The Czech government has imposed an immediate ban on all exports of hard liquor following the deaths of 23 people from methyl alcohol poisoning.
The Czech Republic banned all hard liquor sales in shops and pubs last Friday after the poisonings, believed to be caused by bootleg alcohol.
It plans to gradually reopen the domestic market from the middle of next week, using new tax stamps and certifications of origin of drinks.
The new export ban, covering all alcohol with over 20% alcohol content but not the country's trademark beers, followed information that the European Union was preparing to ban exports tomorrow unless the Czech government acted itself.
Slovakia and Poland have already banned imports from the Czech Republic. The two countries take about 50% of Czech liquor exports, worth €60 million last year.
Police have charged 30 people with crimes related to bootleg booze after a series of raids in the past days, but have not yet found the origin of the deadly spirits.
Investigators suspect methanol was mixed into bootleg booze made from industrial alcohol and sold under fake labels such as vodka, rum or fruit distillates.

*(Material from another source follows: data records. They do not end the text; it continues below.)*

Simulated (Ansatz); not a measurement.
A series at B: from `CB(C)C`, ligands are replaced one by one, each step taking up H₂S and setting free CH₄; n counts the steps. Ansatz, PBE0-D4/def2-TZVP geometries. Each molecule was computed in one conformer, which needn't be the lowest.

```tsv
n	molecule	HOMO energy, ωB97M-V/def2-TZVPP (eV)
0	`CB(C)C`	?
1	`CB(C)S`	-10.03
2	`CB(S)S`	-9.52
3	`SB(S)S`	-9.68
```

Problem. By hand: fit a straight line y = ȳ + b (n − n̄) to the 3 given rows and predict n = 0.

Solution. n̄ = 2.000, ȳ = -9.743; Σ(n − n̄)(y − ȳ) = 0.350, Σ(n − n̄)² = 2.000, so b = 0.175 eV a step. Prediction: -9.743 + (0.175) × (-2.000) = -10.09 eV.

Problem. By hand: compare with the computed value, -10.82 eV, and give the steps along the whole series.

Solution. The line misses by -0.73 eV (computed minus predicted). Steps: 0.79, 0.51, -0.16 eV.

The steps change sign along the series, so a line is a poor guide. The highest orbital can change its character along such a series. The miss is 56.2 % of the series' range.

The biggest exporters are the privately-owned Stock Plzen-Bozkov, which makes the bitter Fernet liqueur, and Pernod Ricard's unit Jan Becher-Karlovarska Becherovka, which makes the herb liqueur Becherovka.
The Czech union of spirit makers has estimated that 15-25% of all liquor sold in the country of 10.5 million people is bootleg, often made from industrial alcohol and cleaned up through a simple chemical process.
The illicit alcohol trade is centred in the industrial northeast, near the Polish border.
Industry insiders say the trade has grown since a hike in excise tax on alcohol in 2010, which was an austerity measure in response to the global economic crisis.
The Czechs have the world's highest beer consumption of around 140 litres per capita per year and are among the world's heaviest drinkers in general.